One year later, we assess the road to implementation of this watershed agreement, and our own challenges and opportunities ahead.

On December 23, we will pass the one-year anniversary of the historic passage — adopted by acclamation by 193 countries — of the “New Urban Agenda,” the outcome document of the global Habitat III conference last year. This agreement was a major watershed in international urban development policy — placing human life, health, equity and well-being at the top of urban priorities, and establishing a “new paradigm,” in the words of Secretary-General Joan Clos, in our ways of thinking about, and acting on, cities, towns, and other settlements, for the benefit of all.

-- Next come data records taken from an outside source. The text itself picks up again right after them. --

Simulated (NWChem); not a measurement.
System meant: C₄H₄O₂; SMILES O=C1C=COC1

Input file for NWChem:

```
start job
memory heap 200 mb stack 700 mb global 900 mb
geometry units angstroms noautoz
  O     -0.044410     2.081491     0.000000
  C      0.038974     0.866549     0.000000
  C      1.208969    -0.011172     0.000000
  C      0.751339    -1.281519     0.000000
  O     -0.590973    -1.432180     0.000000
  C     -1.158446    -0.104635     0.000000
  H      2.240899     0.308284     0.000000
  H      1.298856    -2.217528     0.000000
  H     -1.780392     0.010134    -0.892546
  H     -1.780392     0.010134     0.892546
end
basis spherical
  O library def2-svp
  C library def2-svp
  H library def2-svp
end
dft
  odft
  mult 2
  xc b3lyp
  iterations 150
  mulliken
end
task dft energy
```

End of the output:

A central emphasis in the New Urban Agenda is on livability and quality of life — goals that Portland has been pursuing for many years. Like Portland, the NUA places great emphasis on a well-connected polycentric region; on great walkable streets and public spaces; on transportation choice, including walking, biking, transit and yes, the car (though eliminating car dependency); on sustainable use of energy and resources; on leveraging heritage to build on the beauty of the city, and add to its livability; and on equitable access and expansion of life opportunities for all.
This is what great cities do best — as Jane Jacobs described, it is what a city like New York can do by taking penniless immigrants from Italy or Poland or Ireland, and turning many of them into prosperous middle-class shopkeepers and entrepreneurs and professionals, or, perhaps later, great scientists or artists.
Now, however, we are all aware of the failures of cities — for at least some of their residents, and as the evidence shows, ultimately for all of their residents — to provide equitable opportunity for advancement and enjoyment of the city’s multiple benefits. This is a threat for all, because as Luis Bettencourt and others have demonstrated, cities are economic and social networks that get their strength from the number of connections; the more “plugged in” everyone is, the better. But conversely, the more some people and parts of the city are excluded, fragmented, degraded, then the more the city as a whole is dragged down, ultimately spiraling into a condition of economic stagnation and decline — a “dark age ahead” as Jane Jacobs put it.
Portland is struggling with these lessons as much as any city. As we have written about frequently on this blog, there are strategies that can reverse this kind of decline, and catalyze in cities what Jane Jacobs called “the seeds of their own regeneration.” At the same time, there are many dangers in our recent ways of thinking and acting too — as we have also written about — that focus too much on simplistic,”silver bullet” solutions and self-interested “supply-side” thinking.
Yet Portland is clearly a leader in some important areas of the New Urban Agenda, at least by US standards — in coordinated regional planning, integrated transportation and “mixed-modes”, walkable human scale, preserving and building on our own history, and — more an accident of history, perhaps — exhibiting an excellent example of well-connected, walkable urban forms and types.
In that sense, Portland can be an important “test bed” for the New Urban Agenda, as all eyes turn to implementation. How can we share our lessons with other cities, and learn from them as they learn from us? What are our mistakes, and what can we learn from them? What are the tools and strategies that show promise, what have we learned from them, and how can we share them? How can we manage the corrosive forces of global economics and the urban “tragedy of the commons”?
Here is where the biggest challenges remain. How can we change “business as usual” — destructive patterns of inequality, fragmentation, and unsustainable development? How can we create new feedback loops, as Jane Jacobs also advised, to factor in “externalities” like ecological destruction and social exclusion, and provide more financial incentives for creating and sustaining good-quality settlements? How can we reform the current failing “operating system for growth,” by reforming the codes, models, laws, standards, financial incentives and disincentives, and all the other elements that make up our urbanization systems?
And especially, how can we use, and share, our existing knowledge base to do so?
Portland is already operating one of the most helpful laboratories in meeting these global challenges — especially so since practices in the United States are, for better or worse, frequently copied in other parts of the world. We should surely continue to act locally, as we think, and share, more globally. The more connected we are with the efforts of others, the more we can help, and be helped.